DSDL is still a work in progress. It is a multipart specification, with each of the parts presenting a different schema language (except Part 1, which is an introduction, and Part 10, which is the description of the framework itself).
This part is a roadmap describing DSDL and introducing each of the parts.
This part covers RELAX NG; it rewrites the RELAX NG OASIS Technical Committee specification to meet the requirements of ISO publications. Its wording is more formal than the OASIS specification, but the features of the language are the same. Any RELAX NG implementation that conforms to either of these two documents is also conformant to the other.
DSDL Part 2 is now a Final Draft International Standard (FDIS); i.e., an official ISO standard.
This part of DSDL describes the next release of the rule-based schema
language known as Schematron. The current version of Schematron has
been defined by Rick Jelliffe and other contributors as a language
that expresses sets of rules as XPath expressions (or more
accurately, as XSLT expressions because XSLT functions such as
document( )
are also supported in XPath
expressions). Its home page is http://www.ascc.net/xml/schematron/.

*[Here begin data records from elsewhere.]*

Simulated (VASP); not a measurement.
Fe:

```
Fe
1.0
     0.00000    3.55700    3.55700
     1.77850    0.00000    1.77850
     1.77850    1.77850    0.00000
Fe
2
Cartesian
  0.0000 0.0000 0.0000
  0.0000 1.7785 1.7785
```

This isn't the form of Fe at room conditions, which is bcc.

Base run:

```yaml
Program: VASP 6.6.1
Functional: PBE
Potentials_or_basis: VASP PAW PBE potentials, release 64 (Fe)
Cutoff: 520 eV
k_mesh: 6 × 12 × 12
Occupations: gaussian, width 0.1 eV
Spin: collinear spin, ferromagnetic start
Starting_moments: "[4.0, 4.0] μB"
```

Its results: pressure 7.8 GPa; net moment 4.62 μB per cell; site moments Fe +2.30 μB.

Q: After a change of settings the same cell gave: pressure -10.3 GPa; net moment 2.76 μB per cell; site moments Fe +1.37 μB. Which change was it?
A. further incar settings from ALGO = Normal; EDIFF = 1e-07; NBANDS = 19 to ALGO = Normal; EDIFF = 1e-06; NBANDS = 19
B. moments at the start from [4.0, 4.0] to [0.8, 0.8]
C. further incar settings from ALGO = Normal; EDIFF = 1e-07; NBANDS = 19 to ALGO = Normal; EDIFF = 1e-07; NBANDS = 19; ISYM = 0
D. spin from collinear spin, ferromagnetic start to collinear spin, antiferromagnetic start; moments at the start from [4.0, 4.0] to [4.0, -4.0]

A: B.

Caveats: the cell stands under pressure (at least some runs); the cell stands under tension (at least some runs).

Without going into the details of the language, a
Schematron
schema is composed of sets of rules named
patterns (these patterns
shouldn’t be confused with RELAX NG patterns). Each
pattern includes one or more rules. Each rule sets the context nodes
under which tests are performed, and each test is performed either as
an
assert
or as a
report
.
An assert
is a test that raises an error if it is
not verified, while a report
is a test that raises
an error if it is specified.
A fragment of a Schematron schema for our library could be:
<sch:schema xmlns:sch="http://www.ascc.net/xml/schematron"> <sch:title>Schematron Schema for library</sch:title> <sch:pattern> <sch:rule context="/"> <sch:assert test="library">The document element should be "library".</sch:assert> </sch:rule> <sch:rule context="/library"> <sch:assert test="book">There should be at least a book!</sch:assert> <sch:assert test="not(@*)">No attribute for library, please!</sch:assert> </sch:rule> <sch:rule context="/library/book"> <sch:report test="following-sibling::book/@id=@id"> Duplicated ID for this book.</sch:report> <sch:assert test="@id=concat('_', isbn)"> The id should be derived from the ISBN.</sch:assert> </sch:rule> <sch:rule context="/library/*"> <sch:assert test="self::book or self::author or self::character"> This element shouldn't be here...</sch:assert> </sch:rule> </sch:pattern> </sch:schema>
You can see from this simple example that it would be verbose to write a full schema with Schematron because it means writing a rule for each element. In this rule writing, all the individual tests that check the content model, and eventually the relative order between child elements, must be specified. You can also see that it does very well expressing what are often called business rules, such as:
<sch:assert test="@id=concat('_', isbn)">The id should be derived from the ISBN.</sch:assert>
This example checks that the id
attribute of a
book is derived from its ISBN element by adding a leading underscore.
DSDL Part 3, the next version of Schematron, will keep this structure and add still more power by allowing it to use not only XPath 1.0 expressions, but also expressions taken from other languages such as EXSLT (a standard extension library for XSLT), XPath 2.0, XSLT 2.0, and even XQuery 1.0.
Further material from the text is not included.